# So the GF wants to use my knives...



## Anton (Mar 7, 2013)

Long time lurker and just becoming active on the forum....


The debacle is that GF and I moved in together a few months back, to this date I have kept my knives in the bag and pull these as needed, which lately is not that much... She currently has a block of your often found stamped SS knives, albeit I've sharpened these a bit - but I want to take these out of the kitchen... they just "muddle" things... 

The choices are, do we train or do we get a GF knife - a used TKC, Mac or something along these lines...The later may have some slight repercussions, such as "why can't I use the nice ones..." etc, although she won't actually say that cause she is an awesome girl in that respect, but we all know some girls may ponder over this for days. I honestly think she might be a little jealous because how much attention I give to them and how I "talk" about them...

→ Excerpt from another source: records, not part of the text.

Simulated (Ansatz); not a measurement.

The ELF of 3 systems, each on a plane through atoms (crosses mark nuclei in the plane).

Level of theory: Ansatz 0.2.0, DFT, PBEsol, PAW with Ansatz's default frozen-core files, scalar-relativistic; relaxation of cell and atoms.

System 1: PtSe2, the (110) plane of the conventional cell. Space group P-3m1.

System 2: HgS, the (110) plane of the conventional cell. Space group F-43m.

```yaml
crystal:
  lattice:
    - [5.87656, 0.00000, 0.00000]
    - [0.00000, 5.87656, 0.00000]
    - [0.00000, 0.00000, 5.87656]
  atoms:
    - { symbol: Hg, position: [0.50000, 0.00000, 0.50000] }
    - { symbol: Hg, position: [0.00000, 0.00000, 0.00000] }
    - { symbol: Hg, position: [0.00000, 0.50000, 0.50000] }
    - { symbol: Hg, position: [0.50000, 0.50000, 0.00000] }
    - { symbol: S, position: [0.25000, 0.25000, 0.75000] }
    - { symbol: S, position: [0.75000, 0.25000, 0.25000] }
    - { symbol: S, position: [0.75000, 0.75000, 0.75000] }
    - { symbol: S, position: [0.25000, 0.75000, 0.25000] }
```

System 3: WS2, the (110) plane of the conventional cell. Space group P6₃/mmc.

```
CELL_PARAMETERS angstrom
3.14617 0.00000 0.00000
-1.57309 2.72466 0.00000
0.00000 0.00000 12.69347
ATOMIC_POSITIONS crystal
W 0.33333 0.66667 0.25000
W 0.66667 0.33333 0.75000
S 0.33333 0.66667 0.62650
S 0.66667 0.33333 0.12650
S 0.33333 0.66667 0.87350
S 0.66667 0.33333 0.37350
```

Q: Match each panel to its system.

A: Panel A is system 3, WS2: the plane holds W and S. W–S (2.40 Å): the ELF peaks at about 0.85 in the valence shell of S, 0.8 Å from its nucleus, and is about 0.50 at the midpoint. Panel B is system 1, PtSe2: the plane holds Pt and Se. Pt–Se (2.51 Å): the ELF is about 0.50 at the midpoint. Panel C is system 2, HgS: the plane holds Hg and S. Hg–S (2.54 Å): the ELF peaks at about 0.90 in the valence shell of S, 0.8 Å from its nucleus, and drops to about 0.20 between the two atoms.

I'm leaning towards showing her how to use them (except for the single bevels whites), but in the process, my very A-retentiveness may create some frustration... anyway I don't think I'm out of line. While every person is different, just curious if you had success with your significant other..


Some of the culprits:

DT 270 Suji 
DT 240 Gyuto 
Couple of Konosuke #2 
Moritaka petty and Gyuto 
Carter Nakiri


----------



## echerub (Mar 7, 2013)

I've had mixed results. 

My fiancee certainly doesn't love any of the knives and I wish she'd wipe 'em during and after use. She hasn't yet gotten used to the 240 gyutos, but is totally comfortable with the santokus. However, she freely admits that she's spoiled by having sharp knives and doesn't like using anyone else's knives! So... a bit of good and bad 

I say try to teach your girlfriend how to use and take care of the knives *and* get a stainless or semi-stainless knife of a type that she'll feel totally comfortable using. If you can encourage good technique, you will both be happier. Having a good knife that she's comfortable with means she'll get that good technique faster. It also means you would be totally justified to add another knife to the collection


----------



## gic (Mar 7, 2013)

Interesting, my GF is scared of my knives and won't touch them or learn how to use them. She uses (exclusively) I kid you not, a forschner serrated tomato/paring knife with a rounded point for essentially everything. It's painful to watch her use it on tasks it was never intended but I have learned to keep my mouth shut..

My advice: is figure out what she really wants and then do it, in the long run it works out the best


----------



## Benuser (Mar 7, 2013)

People shouldn't use eachother's knives, it's like fountain pens, they got set to the user. At least you may try this story. And get her a few decent blades, adapted to her hands...


----------



## Mike9 (Mar 7, 2013)

My wife doesn't use mine - I do most all of the cooking and she makes the fruit shakes, etc. She has several decent knives including a Shun santoku to use. It's really better that way and she has gotten into the habit of drying them after use. I think my 270's are too intimidating and that's a good thing IMO.


----------



## Basecadet (Mar 7, 2013)

My wife is terrified to use any of my larger blades. She got me a 240 Misono UX10 for Xmas a few years ago, she liked the look of it so I picked up a petty for her to use, she loves it. She is also very good about maintaining it and will remind me when the edge doesn't feel 100%. Makes for a very happy arrangement.


----------



## RCG (Mar 7, 2013)

My Other half won't touch my knives, but since I got them, I end up doing most of the prep work, so she is delighted.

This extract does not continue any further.